Monday, January 25, 2016

Tempe Bacem (Indonesian Marinated Tempeh) with Oven


Ingredients:
400g Tempeh
4 tbs cooking oil
2 bayleaves 
1 stalk lemongrass, bruised
4 heaped tbs sweet soy sauce
250ml water
Salt
Puree Ingredients:
2 large shallots
3-4 cloves garlic
3 candlenut
2 heaped tbs grated palm sugar
1 tsp galangal powder
1 tsp ground coriander
1/4 tsp cumin powder
3/4 tsp tamarind paste
  • Preheat oven to 180 °C, line baking sheet with parchment paper.
  • Cut the tempeh into 1 1/2 cm thick squares. Place them into a bowl, drizzle about 2 tablespoon cooking oil, mix until the tempeh evenly coated. Bake them on prepared baking sheet for about 10 minutes or until slightly brown. Let it cool.
  • In a food processor, add all the puree ingredients and process until smooth. 
  • Preheat cooking oil over medium heat, fry the puree ingredients, bayleaves, lemongrass until fragrant. Add water, soy sauce and salt, stir until well combined. 

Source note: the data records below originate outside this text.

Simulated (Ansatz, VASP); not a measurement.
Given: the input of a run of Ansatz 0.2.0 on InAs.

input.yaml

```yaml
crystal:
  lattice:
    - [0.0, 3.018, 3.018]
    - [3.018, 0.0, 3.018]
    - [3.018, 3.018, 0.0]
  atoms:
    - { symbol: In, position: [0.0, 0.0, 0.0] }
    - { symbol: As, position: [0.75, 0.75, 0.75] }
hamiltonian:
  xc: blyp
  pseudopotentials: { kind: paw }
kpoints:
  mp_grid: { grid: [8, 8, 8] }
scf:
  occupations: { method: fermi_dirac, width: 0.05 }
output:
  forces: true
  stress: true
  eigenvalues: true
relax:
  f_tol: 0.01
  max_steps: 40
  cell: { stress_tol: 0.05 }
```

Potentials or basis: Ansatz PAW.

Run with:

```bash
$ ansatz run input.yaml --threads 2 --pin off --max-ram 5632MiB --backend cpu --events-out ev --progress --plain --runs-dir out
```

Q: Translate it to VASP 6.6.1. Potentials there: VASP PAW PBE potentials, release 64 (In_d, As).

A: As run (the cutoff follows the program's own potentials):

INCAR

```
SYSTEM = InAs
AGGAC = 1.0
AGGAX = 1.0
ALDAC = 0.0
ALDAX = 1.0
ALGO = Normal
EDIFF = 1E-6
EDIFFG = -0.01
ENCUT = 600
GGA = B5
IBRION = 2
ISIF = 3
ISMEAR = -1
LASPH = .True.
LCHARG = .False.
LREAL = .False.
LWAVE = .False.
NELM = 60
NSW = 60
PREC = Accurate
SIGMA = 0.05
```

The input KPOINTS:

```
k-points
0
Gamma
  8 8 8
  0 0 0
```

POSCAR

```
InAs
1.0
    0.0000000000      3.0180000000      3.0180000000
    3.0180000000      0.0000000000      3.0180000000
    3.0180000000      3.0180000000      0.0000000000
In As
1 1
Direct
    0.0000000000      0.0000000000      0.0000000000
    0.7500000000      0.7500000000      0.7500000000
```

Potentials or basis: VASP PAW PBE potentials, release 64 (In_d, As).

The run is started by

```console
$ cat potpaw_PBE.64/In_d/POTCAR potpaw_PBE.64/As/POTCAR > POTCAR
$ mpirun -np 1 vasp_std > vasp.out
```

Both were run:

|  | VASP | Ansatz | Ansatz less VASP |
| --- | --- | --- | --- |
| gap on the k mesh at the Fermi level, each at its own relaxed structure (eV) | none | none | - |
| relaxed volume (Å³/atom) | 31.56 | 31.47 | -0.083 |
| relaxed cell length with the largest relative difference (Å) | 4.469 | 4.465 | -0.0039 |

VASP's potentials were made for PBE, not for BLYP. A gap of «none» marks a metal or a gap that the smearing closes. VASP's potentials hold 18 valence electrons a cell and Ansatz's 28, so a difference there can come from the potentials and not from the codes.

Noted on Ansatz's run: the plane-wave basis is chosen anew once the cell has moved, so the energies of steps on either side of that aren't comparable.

  • Add the tempeh, mix them until they evenly coated with the liquid. Once boiled turn the heat into low, let it simmer until almost all liquid has fully absorbed. Turn off the heat and set it aside.
  • Preheat back the oven to 180 °C, on the same prepared baking sheet place the tempeh, drizzle with a little bit of cooking oil, bake for about 12 to 15 minute or until crispy and brown (flip if necessary).
  • Enjoy with steamed rice and sambal kalasan.